EUROPE NEWS: NAMA’s great sell-off


Visitors to the Dublin headquarters of Ireland’s National Asset Management Agency (NAMA) – the country’s depository for sub- and nonperforming loans made by its banks – share the same experience: they are taken to a tiny, windowless room behind the reception area that easily could be mistaken for a police station ‘holding cell’.

Since its creation in December 2009, dozens of private equity real estate folk have been in this room before being whisked off by their host to a lift and then upstairs to a more comfortable meeting room with views of the city.

Up until now, opportunity funds have complained (privately) that meeting with NAMA has not yielded much. The common refrain is that it has taken the bad bank an inordinately long time to work out what to do with its €30 billion worth of loans linked to assets in the UK and Europe, plus another €600 million in the US.

Yet slowly, NAMA is making decisions to deal with its huge real estate loan book. The latest sign came on 28 September when NAMA published a tender for firms to pitch to provide loan sale advisory services.

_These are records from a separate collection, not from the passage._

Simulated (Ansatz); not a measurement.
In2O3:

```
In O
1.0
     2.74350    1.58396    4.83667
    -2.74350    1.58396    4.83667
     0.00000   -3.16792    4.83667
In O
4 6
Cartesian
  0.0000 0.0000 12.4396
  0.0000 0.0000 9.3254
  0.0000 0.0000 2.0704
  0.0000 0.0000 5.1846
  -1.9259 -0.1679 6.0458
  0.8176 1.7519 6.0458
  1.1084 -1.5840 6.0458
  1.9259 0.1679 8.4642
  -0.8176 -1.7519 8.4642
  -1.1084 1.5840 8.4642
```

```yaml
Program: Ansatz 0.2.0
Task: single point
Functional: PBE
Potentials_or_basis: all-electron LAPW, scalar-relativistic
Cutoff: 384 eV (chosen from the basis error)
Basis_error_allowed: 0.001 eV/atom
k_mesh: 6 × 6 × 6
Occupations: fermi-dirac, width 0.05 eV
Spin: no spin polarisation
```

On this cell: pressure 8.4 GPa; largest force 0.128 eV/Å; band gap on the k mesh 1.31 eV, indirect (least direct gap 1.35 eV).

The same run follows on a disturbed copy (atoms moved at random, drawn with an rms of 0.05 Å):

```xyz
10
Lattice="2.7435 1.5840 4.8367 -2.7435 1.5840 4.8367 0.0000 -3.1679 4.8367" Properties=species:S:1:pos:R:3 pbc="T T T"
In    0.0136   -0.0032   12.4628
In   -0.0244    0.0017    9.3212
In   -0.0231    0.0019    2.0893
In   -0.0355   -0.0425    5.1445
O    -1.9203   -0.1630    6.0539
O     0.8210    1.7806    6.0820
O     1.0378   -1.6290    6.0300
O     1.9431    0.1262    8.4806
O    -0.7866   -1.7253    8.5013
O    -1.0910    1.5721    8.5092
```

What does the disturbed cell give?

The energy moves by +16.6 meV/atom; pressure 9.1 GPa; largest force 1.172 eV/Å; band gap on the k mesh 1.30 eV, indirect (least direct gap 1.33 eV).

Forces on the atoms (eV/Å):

In conjunction with the tender, large loans sales are at long last being made by NAMA. Notably, more than €800 million in loans attached to the Claridges, Connaught and Berkeley hotels in London were sold off last month. The loans had been provided by two Irish banks to the Maybourne Hotel Group to fund the acquisition of the assets in 2005, with NAMA acquiring the loans from those banks at the end of June 2010.

The recent deal saw the loans offloaded for an amount in excess of €800 million to Maybourne Finance, which is a company controlled by Sirs David and Frederick Barclay. In the process, NAMA recovered 100 percent of the original value of the loans, plus interest. In a further deal, it recently agreed to sell the UK’s most valuable car park in London’s Mayfair to billionaire and Phones 4U founder John Caudwell for close to £150 million (€171 million; $235 million).

However, these two transactions are a drop in the ocean compared to the billions left on NAMA’s books. So, in an effort to speed up the process, it published a request for proposal for loan sale advisors to come forward to help sell off the remainder.

NAMA chief executive Brendan McDonagh said: “Loan sales will form a major part of our strategy going forward now that we are almost through the debtor business plans and we’ve gleaned considerable knowledge about the assets and the debtors.” He noted that the appointed loan sale advisors would ensure that any sale of loan books followed a competitive process and achieve the best price realisable. In addition, he confirmed that NAMA plans to offer its first stapled finance package for commercial property, involving a buyer paying up to 25 percent to 30 percent of the asset purchase price upfront, with the remainder being paid to NAMA over an agreed number of years.

Of course, not just anyone can buy these loans. “We will need to be satisfied as to their track record, reputation and capacity to repay, and they will need to be in a position to inject equity capital of 25 percent to 30 percent upfront,” McDonagh said. “This will result in an immediate paydown of NAMA debt and create a performing loan.”

So far, mainly foreign investors have provided indicative interest in purchasing Irish commercial property, McDonagh went on to explain. In an optimistic note, he added: “International investors look to Ireland as a recovery story. NAMA is ready to be innovative in monetising its portfolio with additional initiatives being progressed over the coming months.”

As for the bench of loan sale advisors to be appointed, NAMA is looking for about six advisers in Europe and four for its US assets. The winners will provide their services for a minimum of three years and must have brokered or advised on the disposal of real estate and/or loans with a total aggregate value of at least €1.5 billion within the previous three years in Europe, or $2 billion if bidding for the US portion.

The 49-page tender document is an interesting read. In an almost Kafkaesque addition, under the subheader ‘Communication’ on page 6, it states: following receipt of tenders, meetings may be arranged with one or more tenderers at a location in Dublin to be advised by NAMA. If held away from its headquarters at the Treasury Building on Grand Canal Street, perhaps the bidders will be spared the ‘holding cell’.